Never the same photo twice: Former photojournalist Jay Murdock captures weather and sky images

“Every storm, every sunset, every starry night is a little different”

dramatic storm could in a Texas sky
Dramatic storm clouds in Texas
Oxford and Beyond

Never the same photo twice: Former photojournalist Jay Murdock captures weather and sky images

Dramatic storm clouds in Texas

Some readers may be familiar with Jay Murdock’s stunning photographs of local sunsets and wild weather from posts he shares on Oxford area social media. (This writer and Oxford resident appreciates his weekly Oxford sunset images that welcome us to the week ahead)

His fascination with severe weather began with Gil Whitney’s coverage of the April 3, 1974 Xenia tornado.

Learn more about the man behind the camera, and the other weather images he captures near and far.  

Murdock is marketing coordinator for University Communications and Marketing focusing on the Farmer School of Business. He joined Miami in 2018 after working in TV news, starting at WTVG in Toledo in 1994, then to WYFF in Greenville, South Carolina, in 1997, and finally WLWT in Cincinnati in 2005.

lightning flash over farmer school
Lightning flashes over the Farmer School of Business

Was photography ever your vocation, instead of avocation? 

I was a photojournalism major in college at Bowling Green and was a television photojournalist from 1994 to roughly late 2003. I also was a part-time wedding photographer from 2007 to 2017.

What inspired your interest in photography, and in weather in particular?

I’ve been fascinated with severe weather since the Xenia tornado of April 3, 1974. I watched Gil Whitney, chief meteorologist at WHIO-TV at the time, as he showed the big “hook echo” on his pre-Doppler, black-and-white radar, and I was hooked.

I quickly became the child who people asked about the weather for fun, only to realize I was pretty serious about it. When I was 5 and visiting my grandparents in Florida, I looked up at the sky one morning and told the neighborhood kids that we were going to have a tornado. Everyone thought that was cute and funny. When I walked home, the sirens started as I opened the door. (Tornado was 3 miles south. I of course had no real idea it would happen). 

I was going to go to Purdue for a meteorology degree, but realized that I was rather terrible at physics, which is a rather critical part of meteorology. Hence, the pivot to photojournalism.

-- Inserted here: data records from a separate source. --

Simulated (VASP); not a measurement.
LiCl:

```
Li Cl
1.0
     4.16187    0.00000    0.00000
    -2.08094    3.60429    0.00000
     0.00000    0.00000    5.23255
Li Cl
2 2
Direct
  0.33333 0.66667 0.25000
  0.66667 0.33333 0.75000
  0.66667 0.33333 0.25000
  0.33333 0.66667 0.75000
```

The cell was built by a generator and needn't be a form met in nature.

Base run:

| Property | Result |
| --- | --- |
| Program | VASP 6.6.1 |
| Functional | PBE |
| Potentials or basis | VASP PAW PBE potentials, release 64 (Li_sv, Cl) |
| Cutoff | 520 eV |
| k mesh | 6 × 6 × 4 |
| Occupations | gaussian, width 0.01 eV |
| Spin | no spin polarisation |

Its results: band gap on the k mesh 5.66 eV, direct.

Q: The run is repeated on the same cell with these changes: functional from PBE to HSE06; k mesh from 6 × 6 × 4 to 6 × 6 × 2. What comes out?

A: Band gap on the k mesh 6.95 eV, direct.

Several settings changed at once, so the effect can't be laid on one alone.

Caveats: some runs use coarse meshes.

As for photography, I got into it when I was 14 or so because I was hoping it would help me meet girls. (It did not.) I found I enjoyed it, and I was a photographer for my high school’s yearbook and newspaper. Over time, I’ve found I still tend to be most interested in photographing weather and the sky because it’s never the same photo twice. Every storm, every sunset, every starry night is a little different.

tornado over a Montana field
A tornado in Montana
Oxford sunset
An Oxford sunset

I’ve heard you take “stormcations.” What are those like? 

I’ve been going on trips out west with storm chasing tour companies off and on since 2014. Those trips start in Denver and usually have us looking for weather roughly along and north of I-70, all the way to the Canadian border. But I’ve been as far south as the Mexican border, as far north as Montana, and as far east as Iowa on these trips. It’s fun to hang out with other people who have the same odd interest as myself, and there's quite a few of them, it turns out.

Any close calls or memorable events while capturing a storm on camera? 

I finally saw my first tornadoes on June 28, 2018, when eight of them dropped from one storm along the Montana/South Dakota border. I don’t have a lot of close calls because I know my own storm chasing skill level (amateur at best), and I prefer to keep a distance from storms for better photography purposes. I have driven 80 miles out of my way on a lonely South Dakota highway that had no alternate routes to escape a storm dropping baseball-sized hail.